Let $n\geq 2$ integer. The arithmetic function $$\sigma(n)=\sum_{d\mid n}d$$ is the sum of divisor function, and $\pi(x)$ the prime-counting function.
I know how to solve this puzzle that I am written this morning:
Puzzle 1. Find the solutions over integers $n\geq 2$ for $$2\sigma(\pi(n))=n.\tag{1}$$ Solution (Wrong, see comments). The sequence starts as $2,12,26,504\ldots$ One knows that $2\sigma(\pi(n))>2\pi(n)$, and Chebyshev's bounds about (I say for example the identity (8) from this MathWorld ) in the context of the prime number theorem tells me that as there exists a $N_0$ such that $\forall n>N_0$ one has $2\sigma(\pi(n))>\frac{14}{8}n>n$. Thus the solution of our puzzle can be get using a computer since I know that there exist finitely many solution of $(1)$.$\square$
In the same way, trying do a joke using the condition to be a perfect number $$\sigma(n)=2n,$$ with the intention to combine with particular values of the prime-counting function I've consider this more interesting
Puzzle 2. Find the solutions over integers $n\geq 2$ for $$\sigma(\pi(n))=\pi(2n).\tag{2}$$
Computational fact. The sequence for Puzzle 2 starts as $$3, 5, 9, 45, 46, 47, 48, 761, 1301, 1302,\ldots$$
Question. What is the strategy to solve Puzzle 2? Are there finilety many solutions of $(2)$? Many thanks.

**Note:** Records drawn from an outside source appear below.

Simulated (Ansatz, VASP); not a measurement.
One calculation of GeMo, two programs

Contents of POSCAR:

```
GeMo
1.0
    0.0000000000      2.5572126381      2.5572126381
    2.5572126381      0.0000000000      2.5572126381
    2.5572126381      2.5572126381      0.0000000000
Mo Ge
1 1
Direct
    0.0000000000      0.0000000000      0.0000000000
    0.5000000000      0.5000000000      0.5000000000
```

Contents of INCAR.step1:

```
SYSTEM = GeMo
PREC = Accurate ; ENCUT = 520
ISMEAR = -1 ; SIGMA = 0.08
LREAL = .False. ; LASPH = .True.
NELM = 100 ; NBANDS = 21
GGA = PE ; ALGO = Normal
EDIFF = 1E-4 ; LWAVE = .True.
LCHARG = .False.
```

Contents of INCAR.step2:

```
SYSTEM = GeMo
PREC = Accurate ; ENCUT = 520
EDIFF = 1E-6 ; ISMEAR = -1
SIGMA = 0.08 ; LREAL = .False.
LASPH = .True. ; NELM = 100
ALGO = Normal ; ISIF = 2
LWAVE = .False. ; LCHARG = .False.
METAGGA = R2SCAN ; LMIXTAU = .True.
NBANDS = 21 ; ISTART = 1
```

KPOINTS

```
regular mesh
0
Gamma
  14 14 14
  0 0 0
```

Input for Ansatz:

Comment: Finally, I tried find in Internet if such sequences were in the literature, I call these sequence of integers as $\pi$erfect numbers (the first kind, the second kind...). I don't know if it is possible write a more nice puzzle using the prime-counting function, and the notion to be perfect (with a more difficult solution).